The Government’s shake-up of the renewable sector could lead to billions of pounds of investment being put on hold it has been claimed.
And Scotland’s renewable energy sector faces further uncertainty with the delay of the award of contracts for clean power and changes to the scheme to support investment in small scale projects.
Ministers are trying to grapple with a £1.5 billion overspend on the cap for subsidies to boost clean power by 2020, with spending expected to be £9.1 billion rather than the £7.6 billion limit.
The extra spending – due to changes in the wholesale price of power, more efficient technology such as wind turbines which generate more energy than expected and greater deployment of renewable schemes – is set to add an extra £18 to bills by 2020.
Greepeace has described the Government decision as “nonsensical” and “short sighted”.
The early end of subsidies for onshore wind, which was announced last month, could risk as much as £3billion pounds of investment in Scotland and 5,400 jobs according to Scottish Renewables.
Niall Stuart, chief executive of Scottish Renewables, said: “Individuals have spent years of their working lives, and companies invested millions of pounds in good faith to get their projects to the stage where they can go for these contracts, and this uncertainty will just further erode investor confidence in the energy sector.”
Mr Stuart added: “Contracts for Difference are essential to underpin the big capital investments in renewables, nuclear, and carbon capture and storage. Their introduction has already resulted in significant reductions in cost from solar, and onshore and offshore wind.

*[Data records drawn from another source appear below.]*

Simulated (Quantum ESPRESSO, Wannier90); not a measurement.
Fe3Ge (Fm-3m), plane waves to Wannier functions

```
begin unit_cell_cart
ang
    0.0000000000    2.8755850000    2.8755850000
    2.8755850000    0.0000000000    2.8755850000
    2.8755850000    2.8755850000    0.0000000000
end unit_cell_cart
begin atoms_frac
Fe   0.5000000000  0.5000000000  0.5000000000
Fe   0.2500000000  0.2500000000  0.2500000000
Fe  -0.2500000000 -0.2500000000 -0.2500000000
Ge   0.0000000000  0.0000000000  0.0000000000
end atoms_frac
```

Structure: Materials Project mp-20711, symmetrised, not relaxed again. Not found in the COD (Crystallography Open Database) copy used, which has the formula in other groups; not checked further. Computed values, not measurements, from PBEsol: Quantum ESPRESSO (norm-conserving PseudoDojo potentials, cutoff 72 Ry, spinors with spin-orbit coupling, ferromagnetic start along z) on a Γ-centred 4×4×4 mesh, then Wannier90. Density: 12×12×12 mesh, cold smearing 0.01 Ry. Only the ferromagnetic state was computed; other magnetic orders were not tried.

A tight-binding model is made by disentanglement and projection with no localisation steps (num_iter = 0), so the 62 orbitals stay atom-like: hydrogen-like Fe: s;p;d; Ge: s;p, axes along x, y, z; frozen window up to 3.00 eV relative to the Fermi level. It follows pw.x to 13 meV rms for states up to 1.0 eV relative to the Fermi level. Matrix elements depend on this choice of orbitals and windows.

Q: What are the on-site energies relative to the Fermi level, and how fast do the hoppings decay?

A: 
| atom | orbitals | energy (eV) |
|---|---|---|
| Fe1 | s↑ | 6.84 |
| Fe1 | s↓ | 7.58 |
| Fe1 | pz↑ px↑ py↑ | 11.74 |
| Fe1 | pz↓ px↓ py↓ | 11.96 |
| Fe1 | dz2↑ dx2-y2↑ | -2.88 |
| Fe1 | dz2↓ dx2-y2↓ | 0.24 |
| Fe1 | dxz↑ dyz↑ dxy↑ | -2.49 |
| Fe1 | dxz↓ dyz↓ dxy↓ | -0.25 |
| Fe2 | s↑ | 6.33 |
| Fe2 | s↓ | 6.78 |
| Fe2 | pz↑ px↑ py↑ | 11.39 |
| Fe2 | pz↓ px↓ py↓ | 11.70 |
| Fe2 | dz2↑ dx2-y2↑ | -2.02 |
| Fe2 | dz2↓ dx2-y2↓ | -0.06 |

“The postponement of this year’s auction, and the lack of clarity over future dates and budgets, means the entire industry is totally in the dark about if or when companies will be able to bid for a contract for their power.
“This will result in a freezing of project development, and threatens the timelines required to connect up the Western Isles, Orkney and Shetland.”
Commenting on the changes to subsidies for small scale renewable energy projects known as the Feed-in Tariff (FiT), Mr Stuart said: “Scotland has an abundance of small scale hydropower and a vibrant solar energy sector. These smaller schemes have been attractive to developers and communities alike but those wishing to build a project now will not know what financial support they will receive until operational. By DECC’s own admission this move will mean less projects coming forward and make securing finance increasingly difficult.”
Mr Stuart said there was now so much uncertainty across the whole sector that developers of almost every technology would be “hitting the pause button” on planned projects, resulting in a hiatus in the industry’s growth, and a slowdown in jobs and investment.
The UK Government has also announced proposals to close the solar subsidies scheme a year early in April 2016 for “small-scale” solar farms, which can be up to 25 acres in size, to save up to £100 million a year by 2020.
Mr Stuart did highlight the Government’s intention to publish details on support for renewables and other forms of clean electricity beyond 2020 as a positive for the sector:
“Whilst we are pleased to see the Government seek to give some indication of support beyond 2020, it is vitally important that we get an announcement in the autumn to provide some clarity to the sector on the Government’s intentions between now and the end of the decade or we risk significant investment – and the jobs and environmental benefits that would bring – going elsewhere.”